Unsurprisingly, Amazon was the worst tax dodger (its founder, Jeff Bezos, is the richest person alive). Over the decade, Amazon revenues hit $960 billion and its net profits $26.8 billion, but its income tax bill was only $3.4 billion. Amazon’s “headline tax rate” or the rate it was supposed to pay was 35 percent, but Fair Tax Mark's report pegged the effective tax rate as 12.7 percent. All of this is made even richer by the fact that just a few months ago, Amazon was levying its own tax on French businesses after getting hit with a new tax.

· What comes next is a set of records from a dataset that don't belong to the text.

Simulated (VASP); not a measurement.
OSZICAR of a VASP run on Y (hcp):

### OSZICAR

Fair Tax Mark’s report warns that Amazon is "growing its market domination across the globe on the back of revenues that are largely untaxed," giving it the power to undercut competitors and encourage more widespread tax avoidance. Amazon’s ill-gotten means have created a seemingly unstoppable machine that not only dodges taxes but turns around and demands the government spend money on it in the form of public incentives or social programs for its poorly paid workers.

Following close behind was Facebook, with a 10.2 percent effective tax rate—the lowest among the companies studied. Overseas, its foreign tax rates were even lower at just 5 percent of foreign profits. Third was Google (now a subsidiary of Alphabet), with an effective tax rate of 15.8 percent and a foreign tax rate of 7.1 percent. Netflix was harder to calculate and rank, but it came in fourth with an effective tax rate of 15.8 percent.

Apple has pitched itself as “the world's largest taxpayer”—but that’s not saying much given how universal tax avoidance is among corporations, but especially the Silicon Six. On revenue exceeding $1.8 trillion and profits of $548.7 billion, Apple paid $93.8 billion or 17.1 percent. Its foreign rate was even lower, $3.9 billion on $44.3 billion of foreign profits, or 8.9 percent.

Microsoft came in dead last with the "least aggressive approach" of the Six, but again that is not saying much. On revenue of $882.5 billion and profits of $278.5 billion, Microsoft paid $46.9 billion or 16.8 percent.

Looking over these numbers, it’s hard to understand why tax rates on these companies and their billionaire founders and investors shouldn’t be higher. All we have to show for this aggressive tax avoidance is a political system dominated by billionaires and whitewashed by their pathetic gestures of charity to solve social and political problems they created or exacerbated in pursuit of ungodly fortunes.

Nearly $15 trillion are being held in shell companies, shielded from taxes. Imagine what sort of world we could have if the Silicon Six were not simply deadbeat tax dodgers—provided it wasn’t spent on immoral and illegal wars like the $6.4 trillion already used that way. Now think about the cities we have or the world we will likely have because of a single-minded pursuit of profit and ask if the absurdly low tax rates are worth it.